How much of my Roth IRA can I use to buy a house?

For a personal home purchase, specific limits apply. If you qualify as a first-time homebuyer (meaning you haven’t owned a primary residence in the past
two years), you can withdraw up to $10,000 in earnings from a Roth IRA penalty-free, provided the account has been open at least 5 years. You can always
withdraw your contributions at any time without tax or penalty. So a Roth IRA with $35,000 in contributions and $15,000 in earnings allows access to the full
$35,000 in contributions plus up to $10,000 of earnings for a qualifying first home purchase.

Earnings withdrawn beyond $10,000 before age 59.5, or before the 5-year rule is met, trigger a 10% penalty on the earnings portion.

For investment property, the structure is entirely different and significantly better. If the goal is to buy real estate with a Roth IRA as an investment, you
don’t take a withdrawal at all. You move the Roth IRA to a self-directed custodian that allows real estate, and the entire account balance can be directed toward a
property purchase. No $10,000 cap. No penalty. The IRA owns the property.

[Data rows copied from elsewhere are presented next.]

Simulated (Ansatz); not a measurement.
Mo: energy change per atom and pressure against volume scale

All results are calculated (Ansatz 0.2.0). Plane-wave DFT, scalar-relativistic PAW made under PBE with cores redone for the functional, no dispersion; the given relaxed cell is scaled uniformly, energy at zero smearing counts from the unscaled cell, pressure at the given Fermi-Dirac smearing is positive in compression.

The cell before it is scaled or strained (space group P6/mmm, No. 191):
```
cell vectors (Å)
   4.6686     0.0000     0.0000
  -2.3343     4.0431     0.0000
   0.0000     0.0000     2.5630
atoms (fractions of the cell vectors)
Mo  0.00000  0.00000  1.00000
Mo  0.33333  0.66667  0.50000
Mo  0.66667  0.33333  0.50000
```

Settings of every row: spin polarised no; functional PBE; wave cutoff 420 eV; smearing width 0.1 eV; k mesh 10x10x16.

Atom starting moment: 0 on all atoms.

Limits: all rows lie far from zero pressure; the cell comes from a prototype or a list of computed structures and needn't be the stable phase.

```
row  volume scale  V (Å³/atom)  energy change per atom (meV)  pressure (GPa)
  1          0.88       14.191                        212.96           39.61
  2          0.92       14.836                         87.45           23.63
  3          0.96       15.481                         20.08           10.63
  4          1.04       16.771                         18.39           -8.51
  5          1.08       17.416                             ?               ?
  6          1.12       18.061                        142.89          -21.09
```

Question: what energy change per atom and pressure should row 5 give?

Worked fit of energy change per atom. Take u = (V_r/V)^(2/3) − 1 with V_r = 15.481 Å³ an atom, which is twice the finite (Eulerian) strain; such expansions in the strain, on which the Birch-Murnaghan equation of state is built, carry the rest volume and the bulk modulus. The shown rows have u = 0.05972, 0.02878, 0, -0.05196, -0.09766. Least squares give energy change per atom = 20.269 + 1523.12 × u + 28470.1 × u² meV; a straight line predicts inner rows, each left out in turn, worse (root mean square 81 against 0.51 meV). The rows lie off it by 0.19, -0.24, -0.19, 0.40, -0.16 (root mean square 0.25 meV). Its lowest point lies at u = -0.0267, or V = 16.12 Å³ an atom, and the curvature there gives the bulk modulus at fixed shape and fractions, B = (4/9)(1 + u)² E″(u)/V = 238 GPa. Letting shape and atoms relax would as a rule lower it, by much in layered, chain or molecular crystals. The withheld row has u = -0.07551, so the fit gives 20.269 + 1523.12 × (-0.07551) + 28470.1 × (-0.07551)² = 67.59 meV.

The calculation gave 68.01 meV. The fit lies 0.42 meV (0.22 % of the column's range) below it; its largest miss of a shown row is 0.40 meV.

Roth IRA real estate investment rules require the same prohibited transaction compliance as any other self-directed IRA. You cannot buy property you’ll
personally use. No transactions with disqualified persons. All income flows into the IRA. But inside the Roth structure, all of that rental income and eventual
appreciation comes out completely tax-free on qualifying distributions.

The distinction is important: withdrawing Roth funds to buy a personal home means taking money out of the tax-sheltered environment. Using a self-directed Roth IRA
to buy investment real estate means keeping the money inside the account, where it continues to compound tax-free. The second approach is almost always the
better long-term financial decision.